After months of shopping and an unsuccessful bid, Kate and Matt Shalbrack finally prevailed with their offer on a tidy stucco house in Roseville late last year.
“It was an incredible moment,” said Kate Shalbrack, recalling the night their above list-price offer had been accepted.
For the Shalbracks and other first-time buyers, former renters and downsizing baby boomers in the Twin Cities metro area, 2018 was one of the worst on record. They battled over a paltry number of houses last year, driving the median sale price to a record $265,000, according to year-end data from the Minneapolis Area Realtors (MAR).
Even a late-season swell of fresh listings wasn’t enough to relieve the pressure. The least-expensive houses in the Twin Cities sold on average in about 30 days, about four times faster than move-up homes, pushing an untold number of would-be buyers to the sidelines.
Higher prices and a shortage of listings affordable to entry-level buyers stifled sales. Throughout 2018 there were about 2,000 fewer closings than the year before.
“The market is changing,” said Nick George, the Keller Williams agent who helped the Shalbracks find their Roseville house. “It’s just the natural fluctuation in the market, it’s more of a leveling. Instead of getting seven offers you might get two, or maybe one.”

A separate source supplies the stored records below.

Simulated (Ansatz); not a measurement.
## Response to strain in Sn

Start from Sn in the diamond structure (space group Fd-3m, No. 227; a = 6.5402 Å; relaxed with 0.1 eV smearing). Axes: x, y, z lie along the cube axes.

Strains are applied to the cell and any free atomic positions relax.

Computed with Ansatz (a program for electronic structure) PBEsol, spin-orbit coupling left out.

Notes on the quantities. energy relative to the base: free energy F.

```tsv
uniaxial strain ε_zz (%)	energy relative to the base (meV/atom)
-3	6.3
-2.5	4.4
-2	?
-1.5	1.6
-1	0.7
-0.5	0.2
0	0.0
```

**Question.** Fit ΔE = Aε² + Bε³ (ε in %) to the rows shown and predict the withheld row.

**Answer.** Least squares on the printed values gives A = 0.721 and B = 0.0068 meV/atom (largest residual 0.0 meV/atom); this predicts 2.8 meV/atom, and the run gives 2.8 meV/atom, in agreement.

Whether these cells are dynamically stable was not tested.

Even though there was a 5 percent increase in listings during the year, there were far more entry-level buyers than sellers. On average, those who sold last year received nearly their full asking price, especially in urban neighborhoods where demand has been the most intense.
Price pressure and a shortage of listings pushed buyers to the inner-ring suburbs and a handful of exurbs, making them the hottest housing markets in the metro last year, according to the Star Tribune’s third annual Hot Housing Index, which ranks communities based on where houses sold more quickly than the year before, where prices posted the biggest gains and where sellers received closest to their asking price. A handful of exurbs, including Otsego, soared to the top of the list because of a spike in housing construction last year. But working-class suburbs like Crystal, St. Anthony and Richfield, where houses are modest and close to the central cities, dominated.
Owen and Bailey Kinsky were willing to spend more than $400,000 on an older house with charm in a Minneapolis or St. Paul neighborhood, but there just weren’t that many options and the competition was fierce. So they shifted their focus to the eastern suburbs where they fell for a Victorian-style house in Stillwater that had been on the market several months for about $450,000. After a hefty price reduction, the Kinskys couldn’t resist, so they quickly made an offer.
“We knew that the market may speed up come spring and that interest rates were likely to keep going up, so we did want to get ahead of that curve,” said Owen Kinsky. “It felt a little less stressful looking for a home in the offseason.”
Though listings had increased during 2018, by the end of the year only 13,083 houses were on the market — 37 fewer than the year before — putting a lid on what many worried was the start of another boom-and-bust cycle.
Todd Urbanski, the new president of the Minneapolis Area Realtors, said that a price bubble akin to the one that popped in the mid-2000s is unlikely today because there are only about a third as many houses on the market today, and that a true bubble results from an oversupply of listings.
“And we’re far, far from that right now,” he said.
The Shalbracks know all too well how tight the market was. They had their hearts set on a starter house in northeast Minneapolis or St. Anthony, the third-hottest market last year on the Star Tribune housing index. When friends warned them about how few houses were on the market and how quickly they were selling, they realized they needed to expand their search area to Roseville. “It’s still close to Northeast if we want to go to breweries, visit friends or go out to dinner, and it’s not too far from downtown,” said Matt Shalbrack. “It’s a perfect location for us.”